36. The Supreme Court in the case of Uday Mohanlal Acharya v. State of Maharashtra: (2001) 5 SCC 453 had observed as under:

“13. …. In our considered opinion it would be more in consonance with the legislative mandate to hold that an accused must be held to have availed of his indefeasible right, the moment he files an application for being released on bail and offers to abide by the terms and conditions of bail.”

37. In the present case, there is no doubt that the petitioner had applied for being released on bail and had offered to abide by the terms and conditions of bail. Bearing that in mind, it is at once clear that the petitioner would be entitled to default bail even though he had not specifically mentioned the provisions of Section 167(2) of the Cr.PC in his application.

42. As explained by the Supreme Court in a number of decisions, the Proviso to Section 167(2) of the Cr.PC is intrinsically linked to the right under Article 21 of the Constitution of India that “no person shall be deprived of his life or personal liberty except according to the procedure established by law”. It embodies a safeguard that circumscribes the power to detain an accused pending investigation. Keeping this principle in mind and the consistent view of the Supreme Court that in matters of personal liberties, it would not be apposite to curtail the same on technicalities, this Court is of this view that the petitioner would be entitled to default bail. This is also considering the fact that the petitioner had indicated in unequivocal terms that he desires to be released on bail and he is ready to furnish surety for the same.

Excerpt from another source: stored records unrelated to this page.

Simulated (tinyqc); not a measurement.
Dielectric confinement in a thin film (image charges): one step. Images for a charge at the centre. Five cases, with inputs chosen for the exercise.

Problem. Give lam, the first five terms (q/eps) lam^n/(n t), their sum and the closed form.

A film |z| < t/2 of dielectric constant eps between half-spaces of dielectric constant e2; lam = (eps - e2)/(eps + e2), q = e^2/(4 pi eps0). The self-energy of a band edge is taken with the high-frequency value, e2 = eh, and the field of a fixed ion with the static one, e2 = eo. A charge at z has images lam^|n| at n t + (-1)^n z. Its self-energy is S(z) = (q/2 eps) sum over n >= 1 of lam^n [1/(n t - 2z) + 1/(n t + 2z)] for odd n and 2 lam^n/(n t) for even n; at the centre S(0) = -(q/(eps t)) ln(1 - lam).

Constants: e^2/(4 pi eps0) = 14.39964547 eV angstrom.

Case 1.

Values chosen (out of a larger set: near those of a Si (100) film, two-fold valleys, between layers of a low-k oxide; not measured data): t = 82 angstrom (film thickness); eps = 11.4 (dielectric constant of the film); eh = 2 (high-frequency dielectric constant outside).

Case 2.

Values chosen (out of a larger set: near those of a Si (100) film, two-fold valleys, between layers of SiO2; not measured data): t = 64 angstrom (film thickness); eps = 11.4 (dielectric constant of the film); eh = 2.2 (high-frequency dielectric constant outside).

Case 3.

8. No doubt, the petitioner herein moved an application for grant of bail under Section 439 Cr P C on 26.11.2020 i.e. prior to the expiry of statutory period of sixty days for filing of the charge sheet and admittedly, the charge sheet was filed beyond the period of sixty days i.e. on 28.11.2020, hence, it cannot be said the petitioner was not ready to furnish her bail bond after the expiry of statutory period of sixty days and thus would be entitled to be released on bail, though the said application was not specifically under Section 167(2) Cr PC.

9. In the circumstances, the petition is allowed. Consequently, the impugned order dated 16.12.2020 passed by the learned Appellate Court in Criminal Revision No.65/2020 is set aside. The petitioner be released from Prison on her furnishing a personal bond in the sum of Rs.1.00 lac with one surety of the like amount to the satisfaction of the learned Trial Court / Duty Magistrate. She shall not leave the country without permission of the learned Trial Court; shall also surrender her passport to the Investigating Officer. The petitioner is directed to furnish her contact details/address to the Investigating Officer and shall make video call to the Investigating Officer in the first week of every month and shall keep her mobile location app open at all time.

10. The petition stands disposed of in above terms. Pending application, if any, also stands disposed of.

11. Nothing observed herein shall have any bearing on merits of the case pending trial before the leaned Trial Court.

12. Copy of this order be communicated electronically to the learned Trial Court /Jail Superintendent for information and compliance.